Crossman (Auckland, 1961) studied composition with Ross Edwards, David Blake and Jack Speirs. His qualifications include a Doctor of Creative Arts from Wollongong University, Master of Philosophy from York University and Master of Music (Distinction) from Otago University. He holds the position of Associate Professor and Coordinator of Composition in the School of Humanities and Communication Arts at Western Sydney University.
His music explores Asian-Pacific influences such as Japanese, Korean, Chinese and Filipino gongs and chant resonances with harmonic colour sonority emphasis in Gentleness-Suddenness (2012), Double Resonances (2008) and Daragang Magayon Cantata (2001). Crossman’s aesthetic is influenced by cross-disciplinary ideas from Chinese esthetics, Japanese aesthetics and architecture, Filipino-Australian poetry and abstract art.
Crossman’s music has been featured throughout the Asia-Pacific region including at the ISCM World Music Days (Sydney), Tongyeong International Music Festival (Korea), Asian Music Week (Japan), Tunugan (Philippines) and Pacific Rim Music Festival (USA). He has won a number of awards including the Queensland Philharmonic’s Corbould Prize and a Finalist Nomination for ‘Vocal or Choral Work of the Year’ at the 2007 Australian Classical Music Awards. Crossman was Mozart Fellow at the Otago University in 1992. Filigree Films have published a DVD of the music-theatre work Gentleness-Suddenness (2014). Wirripang have released several discs of his music including an album of compositions, Double Resonances (2008), and one of piano improvisations with multi-instrumentalist Michael Atherton, Resophonica(2009).
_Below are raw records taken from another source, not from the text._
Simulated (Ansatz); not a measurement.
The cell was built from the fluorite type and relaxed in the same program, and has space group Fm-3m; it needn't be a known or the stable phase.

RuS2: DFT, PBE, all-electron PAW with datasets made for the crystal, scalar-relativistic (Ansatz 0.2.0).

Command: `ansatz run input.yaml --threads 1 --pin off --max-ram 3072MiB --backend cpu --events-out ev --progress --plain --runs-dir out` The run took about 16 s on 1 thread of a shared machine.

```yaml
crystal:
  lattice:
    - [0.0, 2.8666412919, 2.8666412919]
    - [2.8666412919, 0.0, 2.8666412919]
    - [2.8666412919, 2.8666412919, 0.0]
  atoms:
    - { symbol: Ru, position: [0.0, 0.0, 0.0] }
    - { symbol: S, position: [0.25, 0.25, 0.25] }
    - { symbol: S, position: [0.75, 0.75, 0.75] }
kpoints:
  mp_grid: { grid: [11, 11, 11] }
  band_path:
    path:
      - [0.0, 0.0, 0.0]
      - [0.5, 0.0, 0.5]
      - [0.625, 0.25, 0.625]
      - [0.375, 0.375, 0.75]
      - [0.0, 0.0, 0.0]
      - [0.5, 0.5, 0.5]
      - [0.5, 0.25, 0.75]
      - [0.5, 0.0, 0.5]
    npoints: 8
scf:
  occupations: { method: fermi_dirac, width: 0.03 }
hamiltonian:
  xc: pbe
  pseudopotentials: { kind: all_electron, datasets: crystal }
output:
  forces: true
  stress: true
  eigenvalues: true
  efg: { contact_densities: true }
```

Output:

Recent commissions include Spirit-Presence for jiari-shakuhachi and jinashi-shakuhachi (2012), commissioned for performance at the 2013 European Shakuhachi Festival; Resonance of Red for sitār, tablā and harpsichord (2013), commissioned by Vive’ Vinçent for performance at the interdisciplinary event SLOW; Dying of the Light: Pacific Resonance for Peter for soprano saxophone (2014) by Katia Beaugeais; Emergence From Darkness for harp (2015) by Akira Kobayashi; Emergence From Autumn Darkness to Spring for jiari-shakuhachi and jinashi-shakuhachi (2015), commissioned for performance at the 2016 Japan Federation of Composers concert in Tokyo; and Blooms Late When Spring is Gone... for solo erhu (2016), written in celebration of the birth of the new research centre at Western Sydney University: the Australia-China Institute for Arts and Culture.
I see the spiritual essence in my own work as an expression of a Christian faith whereby composition becomes a deep-felt emotion and spiritual sensibility linking heaven and earth. In this sense I feel a connection to Asian creativity, especially in its valuing of the intrinsic-spiritual dimension of sound and its capacity to engage emotionally, as well as moving across art-forms aesthetically.